"Shooters" is a new graphic novel that puts the emotional journey of its warrior protagonist at the center of the story. As such, it's a "war book" that takes us into places few other war books have.
"Shooters" (DC/Vertigo, $23) follows Terry Glass, a chief warrant officer serving with U.S. forces in Iraq in the early 2000s. A dedicated soldier, Glass' world explodes in a way that wipes out most of his unit and leaves him terribly injured. We follow a traumatized Glass in his rehabilitation, during which his marriage disintegrates and the rest of his life falls apart. He even resigns from the military.
It all makes him a ripe recruit for a private military contractor named Steel River (read: Blackwater). Blackwater did a lot of things in Iraq, but we're fuzzy on exactly what. Authors Eric Trautmann ("Checkmate") and Brandon Jerwa ("G.I. Joe") take us into this world. Even though "Shooters" is fiction, their view inside Blackwater feels eerily plausible, even likely.
Despite all the jargon and detail, "Shooters" isn't a military procedural. Nor does it stand on a soapbox; it neither glorifies war nor decries it. It takes no positions on the politics of the war. The Iraq War -- it really could be any war -- is simply the environment in which Glass' character is forged.

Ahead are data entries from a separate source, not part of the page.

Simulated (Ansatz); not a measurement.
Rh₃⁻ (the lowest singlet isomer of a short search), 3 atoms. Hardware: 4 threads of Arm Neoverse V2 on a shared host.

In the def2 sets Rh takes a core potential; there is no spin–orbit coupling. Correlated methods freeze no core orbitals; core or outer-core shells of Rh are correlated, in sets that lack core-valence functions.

So "Shooters" is, specifically, Glass' story. It's a painful tale of conflict, but not just the outer one that shapes Glass. It's the story of his conflict with war, the military, post-traumatic stress disorder, injury and recovery, his wife, his emotions. As his name implies, he reflects all these conflicts so that we may see them, just as he furiously deflects them away -- until the climax, where he must face them all at once.
Is that a war story? It is, although it bears almost no resemblance to what passed for war stories in comics for a long time, such as Sgt. Rock or the Haunted Tank. There's a place for jingoistic war books, one where the super-competent American always wins, or one that dwells on the cool equipment and jargon to the point of fetishism.
But the best war comics focus on the human element, such as Harvey Kurtzman's 1950s stories for EC's "Two-Fisted Tales" and "Frontline Combat," or Garth Ennis' current "Battlefields" for Dynamite. "Shooters" falls into this paradigm, and it's a powerful story.
Strangely, I was less impressed with the art. Steve Lieber seems to be going for a minimalist approach, which is usually the sign of a maturing artist. But here it had the effect of looking bare and plain. Still, Lieber's storytelling is impeccable.